As for onboarding or quest structure, while we do intend to improve the tutorial, it will remain a separate mode and we don’t intend to hold the player’s hand once they start their adventure. It’s part of the vision of Outward to feel overwhelmed at first. But we need to make sure we give enough tools to the player to overcome those initial challenges.That’s the fine line we need to hit in the balance.

Outward 2

"The biggest jump should be in making an experience that feels solid rather than holding together with duct tape."

The first Outward built its identity around immersion through friction – preparation, navigation, survival, danger, and consequences. With Outward 2, where did you draw the line between preserving that friction and making the game feel more responsive and approachable?

Essentially, we never thought about it in terms of if there was too much friction or not enough. Instead, we focused on whether or not that friction was going with or against the sense of immersion. How stiff combat was in Outward 1 was due to technical/budget constraints, not intentional friction. However, making the combat feel very deliberate was important. If we can make combat deliberate without making the player frustrated that their avatar is unable to do something they could do themselves, it’s a gain worth pursuing.

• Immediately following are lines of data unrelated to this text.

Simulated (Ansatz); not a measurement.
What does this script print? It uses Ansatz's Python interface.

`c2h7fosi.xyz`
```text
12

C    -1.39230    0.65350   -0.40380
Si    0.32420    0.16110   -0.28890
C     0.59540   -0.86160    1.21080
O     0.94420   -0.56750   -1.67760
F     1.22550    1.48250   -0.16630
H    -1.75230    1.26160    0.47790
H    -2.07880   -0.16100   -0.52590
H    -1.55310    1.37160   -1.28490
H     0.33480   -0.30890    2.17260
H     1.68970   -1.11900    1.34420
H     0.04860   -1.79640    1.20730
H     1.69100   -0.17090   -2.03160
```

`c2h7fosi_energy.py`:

As for making the game more approachable, part of it is having a compelling carrot. In Outward, many players felt that the story was an afterthought unless they played through all factions and realized how complex of a tapestry of events and motivations the story actually was. So having more compelling characters, story beats, a better rhythm and, eventually, fully voiced dialogs should give some motivation to keep pushing initially. So if the experience is less clunky, more visually appealing, with a more involved story and a world that feels more fleshed out, I think that we’re giving a better reason to stick through the friction than we did in Outward 1.

Outward 2’s combat is noticeably more fluid, with dodge steps, rolls, cancels, dual-wielding, smoother blocks, and more flexible weapon combinations. Since players now have more control in combat, how have enemies, stamina costs, encounter placement, and punishment been rebalanced to keep the game difficult without feeling unfair?

The speed and flexibility we gave to the player had to be matched with higher aggression from the enemies, and we also gave them more ways to attack from a distance. We also still need to work on what are the proper stamina costs for actions now that they are faster, since it means there are more opportunities to land multiple hits, or more attacks to dodge in a shorter amount of time.

We want to be very careful with the number of enemies we have to face at a time. So our levers of balance are more based on behaviors and statistics.

At the end of the day though, the lesson is that real combat is not fair. You should give yourself an extra edge if you want to survive a 2 versus one encounter, or to fight against a monster that is multiple times your size. I think the worst thing we can do is to pretend that it’s fair while it’s not. If, from the outset, you understand that the world is unfair towards you, then you start approaching combat differently. That’s when it pays to be clever and prepared.

Outward 2

"At the end of the day though, the lesson is that real combat is not fair."

The Exercise system sounds like a major shift away from traditional XP and levels, tying growth to finite micro-achievements across combat, crafting, and survival. How does this system change the way players naturally build their character, and how much room is there for non-combat-focused progression?

I foresee two different approaches. Either the player will choose the upgrades that naturally offer themselves to them as they play with whichever playstyle came organically to them, or they’ll make a plan of where they want to take their characters and influence how they play to speed up their ascension. Both approaches are fine and viable. While some requirements are tied to non-combat gameplay, the rewards are always at least in some fashion relevant to combat aptitudes. The reason for this is that the other things we can do rely more on know-how than on statistical advantages.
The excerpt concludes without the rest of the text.